The "bus factor" problem has no early warning system – so I built one (AWS AIdeas 2025 Finalist)
Posted by scode-in@reddit | ExperiencedDevs | View on Reddit | 2 comments
Hey r/ExperiencedDevs,
Every engineer has seen this: a key dev, ops person, or architect leaves, and suddenly no one knows how the payment gateway works, why that cron job runs at 3am, or who the vendor contact is.
The bus factor problem is real, but there's no continuous early warning system for it. You only find out after someone walks out.
I spent the last few months building RetainIQ — an observability layer for institutional knowledge. Think Datadog, but for your org's human knowledge layer.
How it works:
- Passively ingests signals: meeting transcripts, chat logs, workflow metadata (zero manual effort from employees)
- Assigns a Knowledge Fragility Score (0–100) per critical topic/process
- Builds a Knowledge Dependency Graph — nodes go red when there's no backup person for a topic
- Surfaces AI-generated interventions: e.g. "Schedule a knowledge transfer session for payment gateway integration" with a predicted score impact
- Privacy-first: PII redacted, originals deleted post-analysis
Stack: AWS Bedrock Nova Pro + Lambda + Cognito + S3 (fully serverless)
Just got selected as an AWS AIdeas 2025 Finalist.
Full write-up: https://builder.aws.com/content/3CV2aFroWhni2e6MGlj8kLSDbCY/aideas-finalist-retainiq
Curious: Have you ever dealt with a catastrophic knowledge-loss event when someone left? What did your team do about it?
okayifimust@reddit
The team can only scramble and fight fires. The problem is management failure long before the critical person disappears.
You need redundancy, and you need to constantly pay for that and the other unsexy things that do not create an immediate ROI: Documentation, testing, process.

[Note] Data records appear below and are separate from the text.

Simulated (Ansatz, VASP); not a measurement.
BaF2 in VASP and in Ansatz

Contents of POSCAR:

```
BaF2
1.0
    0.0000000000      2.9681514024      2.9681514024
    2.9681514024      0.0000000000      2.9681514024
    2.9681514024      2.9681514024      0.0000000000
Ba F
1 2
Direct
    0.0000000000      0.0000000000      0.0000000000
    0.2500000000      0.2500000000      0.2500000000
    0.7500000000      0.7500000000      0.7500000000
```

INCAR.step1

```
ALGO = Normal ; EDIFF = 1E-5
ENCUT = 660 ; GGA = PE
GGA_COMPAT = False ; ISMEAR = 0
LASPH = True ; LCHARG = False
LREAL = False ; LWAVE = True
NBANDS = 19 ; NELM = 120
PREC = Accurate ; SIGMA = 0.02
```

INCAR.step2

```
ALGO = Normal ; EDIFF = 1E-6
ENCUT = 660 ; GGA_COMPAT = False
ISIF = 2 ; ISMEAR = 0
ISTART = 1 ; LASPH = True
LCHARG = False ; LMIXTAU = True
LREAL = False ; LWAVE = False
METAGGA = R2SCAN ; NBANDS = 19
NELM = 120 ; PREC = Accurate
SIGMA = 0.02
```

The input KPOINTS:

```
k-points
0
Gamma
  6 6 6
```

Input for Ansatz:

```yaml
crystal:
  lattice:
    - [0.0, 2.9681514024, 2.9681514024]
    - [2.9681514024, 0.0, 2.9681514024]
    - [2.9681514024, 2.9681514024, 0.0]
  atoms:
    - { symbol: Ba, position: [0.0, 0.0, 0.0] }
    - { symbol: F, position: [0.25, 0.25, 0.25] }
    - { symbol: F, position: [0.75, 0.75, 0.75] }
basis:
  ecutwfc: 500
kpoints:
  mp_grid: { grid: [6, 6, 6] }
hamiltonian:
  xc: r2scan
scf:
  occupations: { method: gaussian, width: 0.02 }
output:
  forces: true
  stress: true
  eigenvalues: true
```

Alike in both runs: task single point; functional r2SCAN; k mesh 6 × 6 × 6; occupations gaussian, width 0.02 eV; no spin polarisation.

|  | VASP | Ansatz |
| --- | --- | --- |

Everybody knows that Dave is the only one who understands the database, or that we'll be fucked if Frank leaves and anyone wants a change made to the reporting system after that, ever.
But nobody is willing to stop Dave and Frank from shipping new features until everything they ever did has been committed to paper.
roodammy44@reddit
I’ve found that everyone knows when there is a high bus factor, but no-one in management cares. If they cared they would do something about it. Often the reason they don’t is because of budget or velocity. Everything is run super lean in the last 10 years.